TeaPoly commented 4 years ago

@TeaPoly Thank you for this excellent pr! I have one general question regarding Conformer. It looks like adding conv blocks and macaron-like ffn might hurt RTF. Have you tested the RTF difference (like in argmax mode) between Conformer and Transformer?

I only add convolution module not macaron FFN. I have not tested the RTF difference between Conformer and Transformer. In addition, I try to apply macaron FFN and convolution module in one model, but the size of the model has increased too much, and I haven't adjusted it to the same parameters for comparison experiments. Here is result util 10 epochs.

CTC Attention Macaron Conv Size
8.56% 6.33% 27.3M
7.31% 6.00% 29.7M
6.77% 5.69% 42.3M
Some-random commented 4 years ago

The WER reduction from Macaron looks promising! If I'm understanding correctly, the parameters for two green Feed Forward Module in Fig 1 from the origin paper are shared. The extra parameters come from the extra linear layer in Fig 4. So if we just keep the same number of linear layers in Feed forward module we should have a similar number of parameters?

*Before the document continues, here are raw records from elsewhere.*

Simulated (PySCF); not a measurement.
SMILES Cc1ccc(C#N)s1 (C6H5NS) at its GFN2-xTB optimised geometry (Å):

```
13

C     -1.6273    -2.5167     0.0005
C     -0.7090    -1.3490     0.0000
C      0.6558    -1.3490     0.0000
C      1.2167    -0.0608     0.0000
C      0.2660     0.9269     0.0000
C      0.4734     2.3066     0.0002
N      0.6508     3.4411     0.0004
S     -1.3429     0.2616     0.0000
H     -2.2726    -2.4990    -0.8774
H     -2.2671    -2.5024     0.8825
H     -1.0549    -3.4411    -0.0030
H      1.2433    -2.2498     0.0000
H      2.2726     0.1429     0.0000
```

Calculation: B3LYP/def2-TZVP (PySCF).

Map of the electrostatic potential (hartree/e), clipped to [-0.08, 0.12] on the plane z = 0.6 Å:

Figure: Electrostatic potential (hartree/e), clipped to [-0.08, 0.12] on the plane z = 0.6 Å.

Some-random commented 4 years ago

I've just glanced through the original Macaron paper and I'm not even sure whether my understanding is correct. I think we can check the implementation from Macaron repo and espnet and let's discuss later.

TeaPoly commented 4 years ago

The WER reduction from Macaron looks promising! If I'm understanding correctly, the parameters for two green Feed Forward Module in Fig 1 from the origin paper are shared. The extra parameters come from the extra linear layer in Fig 4. So if we just keep the same number of linear layers in Feed forward module we should have a similar number of parameters?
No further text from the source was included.